On Mon, Mar 25, 2013 at 10:01:03AM -0400, Jim Giner wrote:

> target as in the form attribute
> In my appl devl I utilize an extra window when my current form is
> asked to generate a pdf report.  Works well since that way the user
> can generate one report into a new window, read it, close it, and
> still have the reports menu in front of him/her and generate a 2nd
> report.
> I'm experiencing a problem tho and I'm guessing it's associated with
> ie9 or FPDF. In my reports menu form, when I click on a button that
> will generate a pdf, I alter the form's target to create a new
> window.  This used to work last fall, but since then I have a new
> laptop running ie9, not 8.  The target changing js logic is working
> as far as I can see (alerts in my js) but the effect is not there.
> Instead of a new window, the pdf opens up in the same window where
> the menu was and so when the user does a back he ends up going up
> one too many levels and has to re-request the reports menu.
> Didn't have this much trouble originally setting this up as I'm
> having now trying to debug this.  I'm using the FPDF extension/class
> to generate my pdfs - made no recent changes there.  Also my concept
> works very well still in a simple html document that has only two
> buttons on it which I created today to test a theory.  That is -
> maybe it's not just IE9, but FPDF.
> Anyone have any experience in this area?

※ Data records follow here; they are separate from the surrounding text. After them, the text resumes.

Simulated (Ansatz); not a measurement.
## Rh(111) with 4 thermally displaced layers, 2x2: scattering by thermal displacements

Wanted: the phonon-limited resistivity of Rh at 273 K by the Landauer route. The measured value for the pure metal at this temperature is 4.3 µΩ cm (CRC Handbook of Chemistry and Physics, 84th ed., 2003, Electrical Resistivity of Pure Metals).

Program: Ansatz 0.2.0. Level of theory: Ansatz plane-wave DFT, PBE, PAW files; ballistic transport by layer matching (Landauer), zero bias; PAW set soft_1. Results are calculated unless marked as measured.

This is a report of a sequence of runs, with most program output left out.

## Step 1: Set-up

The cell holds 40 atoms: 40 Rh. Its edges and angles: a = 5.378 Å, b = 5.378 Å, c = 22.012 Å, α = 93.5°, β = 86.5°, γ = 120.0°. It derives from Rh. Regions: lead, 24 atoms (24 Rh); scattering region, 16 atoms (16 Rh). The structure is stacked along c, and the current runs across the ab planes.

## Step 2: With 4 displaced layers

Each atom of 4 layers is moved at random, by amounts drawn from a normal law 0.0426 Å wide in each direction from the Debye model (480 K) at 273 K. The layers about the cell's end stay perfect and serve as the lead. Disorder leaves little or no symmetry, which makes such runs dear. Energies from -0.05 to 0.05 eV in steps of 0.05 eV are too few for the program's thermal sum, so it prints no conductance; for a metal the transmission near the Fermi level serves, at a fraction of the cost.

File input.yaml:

This behavior of the browser actually conforms to the standard as far as
I know. The "target" attribute is attached only to the <a> tag,
according to w3schools.com. It may work when you use it with a form tag,
it doesn't surprise me if IE doesn't honor it (of course, nothing IE
does would surprise me). In any case, using it with the form tag appears
to be non-standard usage, which may or may not be supported by
individual browsers.

I handle this situation differently. My "generator" code (also using
FPDF) dumps the PDF in a PDF directory. Then I provide a link elsewhere
with an Adobe Acrobat logo which, when clicked, opens the PDF in a
separate window, using the aforementioned 

<a href="example.com/pdfs/something.pdf" target="_blank">My PDF</a> 


In any case, I doubt very much FPDF has anything to do with this. It
just dumps its creation to wherever you tell it. The browser determines
what helper application it will use to open it when it downloads the
content. Whether to open a separate window/tab is determined by the
HTML the browser is looking at when it makes the content request.